The film’s grim, boxy cities drew from Brutalist architectu­re, a 20th-century movement that preferred austerity to beauty. Plus: a winter-glum Montreal. “Director Denis Villeneuve is from Montreal,” visual effects supervisor John Nelson says. “He wanted the cities to feel like Montreal on a bad day in February. I’m from Detroit, so I knew exactly what he meant.”

For the future Los Angeles, Villeneuve figured it would be even smoggier, and a lot less sunlit. More like Mexico City. The crew shot aerial plates of that city and supplement­ed them with digital buildings. The police station is a four-metretall miniature (A) adorned with holograms, fake weather and other digital embellishm­ents.

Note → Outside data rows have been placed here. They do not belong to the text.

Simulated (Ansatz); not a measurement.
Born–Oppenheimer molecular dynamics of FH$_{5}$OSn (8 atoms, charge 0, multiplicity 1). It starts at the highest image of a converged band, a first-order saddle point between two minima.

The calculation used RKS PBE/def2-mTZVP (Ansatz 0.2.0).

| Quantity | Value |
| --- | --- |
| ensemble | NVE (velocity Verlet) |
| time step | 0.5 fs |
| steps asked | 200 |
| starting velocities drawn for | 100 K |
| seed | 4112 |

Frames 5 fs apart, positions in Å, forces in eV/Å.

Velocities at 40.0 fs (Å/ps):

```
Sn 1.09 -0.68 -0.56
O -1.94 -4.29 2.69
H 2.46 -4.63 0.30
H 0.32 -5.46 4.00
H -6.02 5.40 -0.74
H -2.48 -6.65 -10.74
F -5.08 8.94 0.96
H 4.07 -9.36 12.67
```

To keep the city plausible, Nelson’s team spoke to futurists to speculate on how it might have evolved. “Cities are the product of billions of decisions made by millions of people over thousands of years,” Nelson says. “One architect might have built a building 100 years later than the architect who built the one next to it.”

THE HOLOGRAMS

For the hologram character of Joi, played by Ana de Armas, “We didn’t want her to look like what a hologram is now,” Nelson says. “We wanted to make a leap to what a hologram might be in 2049.” Nelson’s team thought up the idea of a digital backface-like looking through the backside of a bottle, and you can see the writing on the label in reverse. “We photograph­ed Ana and projected her onto a digital model of Joi,” Nelson says. “You see through the front to the back. She feels real because she’s photograph­ed, and like a shell, because you can see through her.”

THE UNAGEING PROCESS

Harrison Ford’s character is reunited with his long-dead love, Rachael (played by Sean Young), who returns as a clone and looks exactly the same age she did in the first film, 35 years ago. They couldn’t go fully digital. “Digital humans are really hard to do,” Nelson says. “Not only do they need to look real, they need to act and perform real.” Instead, they started by casting an actress, Loren Peta, as Young’s stand-in. “Sean was onstage as we shot Loren in full hair and makeup, with dots on her face. We had a facial-motion capture rig that captured both Sean and Loren. We even captured Sean’s 19-year-old son, who was working as a PA. He looks a lot like his mother, and I wanted to see how 19-year-old skin really moved, since Rachael was 19 and Loren was actually 27.” So now Nelson had Sean’s mannerisms and Loren’s general movement. He supplement­ed that with images from the original movie and built a digital model of Young (B). And then he tested the fake. “I took several scenes from the original and replaced one shot with the digital double. Then I showed it to Denis and the producers, and they said, ‘Why are we looking at this? This isn’t our movie. This is the original.’ That’s when we knew that the model was right.”